Growing Up Green
When I was a kid, the word green conjured up three ideas. A colour. A greenhorn – as in being new, and usually not very good, at something. I remember that term being thrown around a lot on my favourite childhood show – Little House on the Prairie. At the time, I thought it was something bad to call people, and I may have tried it out on my little brother once or twice. And finally, a feeling – as in being green with envy. This one was adopted into my vocabulary via The Berenstain Bears books. Remember the one where Sister was envious of Brother’s new bike? The green-eyed monster appeared. I’m still traumatized.
Nowhere in these three definitions was there any reference to the planet. I’m not sure if the adults were thinking about it much, but as a kid, being a global citizen and treating the earth with kindness was nowhere on my radar. I remember the first time I became aware we might be causing irreparable harm. It was when the scientists discovered that all the Final Net Hairspray required to keep our bangs reaching for the sky had actually put a hole in it. I cried. Not about the ozone layer, but about the rumour that they were going to stop making aerosol cans for hairspray. Looking back on how my friends and I wore our hair, I can tell you there might actually be a significant hole directly over Mt. Baker High School in Cranbrook. I don’t know for sure. But in the words of the great Oprah Winfrey, “when you know better, you do better.” With a heavy heart, I freed my bangs from their life of crunchy confinement and let them blow in the wind.

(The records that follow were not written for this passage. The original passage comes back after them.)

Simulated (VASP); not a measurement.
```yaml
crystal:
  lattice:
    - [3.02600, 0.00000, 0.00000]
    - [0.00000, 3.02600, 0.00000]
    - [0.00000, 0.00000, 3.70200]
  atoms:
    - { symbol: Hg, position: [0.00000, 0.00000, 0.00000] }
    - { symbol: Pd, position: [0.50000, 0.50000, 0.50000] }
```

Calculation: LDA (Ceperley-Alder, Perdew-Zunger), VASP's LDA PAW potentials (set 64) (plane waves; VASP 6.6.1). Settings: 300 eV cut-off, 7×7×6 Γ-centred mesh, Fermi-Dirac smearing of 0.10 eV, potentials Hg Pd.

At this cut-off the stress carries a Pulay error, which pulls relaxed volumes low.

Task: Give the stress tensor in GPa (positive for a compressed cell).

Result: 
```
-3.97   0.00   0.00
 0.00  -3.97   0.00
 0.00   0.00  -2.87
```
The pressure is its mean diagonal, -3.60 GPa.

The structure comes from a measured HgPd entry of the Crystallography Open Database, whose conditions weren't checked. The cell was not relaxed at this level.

That was the first time I was conscious that changing my personal actions was important to preserving the planet. It was a wake-up call. Everyone has a part in the responsibility of preserving our planet for the next generation. I might have to sacrifice something, even something as important at the time as my own style, to help the greater good. Since then, protecting the environment has become something most of us accept and take pride in doing.
My girls live in a different world than I did. At the young ages of six and seven they are fully enlightened about conservation and recycling and climate change. Part of this comes from home, but I have to give a lot of credit to the wonderful programs that travel through the schools and help teach our children how important it is to be responsible global citizens.
Wildsight has the kids understanding how precious our water and vegetation and biodiversity are from the time they are old enough to wade in the river. In their own words, “Wildsight gives kids the knowledge and experience of the natural world that they need to protect, conserve and cherish it.” When my kids are on a Wildsight field trip they come home full of knowledge and invigorated about their environment. I feel so lucky to not have to bear this burden of education and appreciation alone.
Another wonderful program we have in our community is Earth Rangers. “Earth Rangers is the kids’ conservation organization, dedicated to educating children and their families about biodiversity, inspiring them to adopt sustainable behaviours and empowering them to become directly involved in protecting animals and their habitats.” The school programs and website encourage kids to get involved, sign up, and save animals. And it works. My seven-year-old is turning eight next week. Instead of presents, she has asked for donations to help the Western Painted Turtle. Seriously. As a parent, I would never have had the time or energy to research local threatened animals and then figure out a way to get my kids passionate enough to donate money that will actually help conserve these little guys, so the next time we’re at Surveyor’s Lake, they’ll be lining those logs basking in the sun.
My point? We’ve come a long way, baby. And I know we have a long way to go, but I’ll tell you what - we’re raising some pretty awesome environmental stewards. I like to think it all started with putting down that can of hairspray.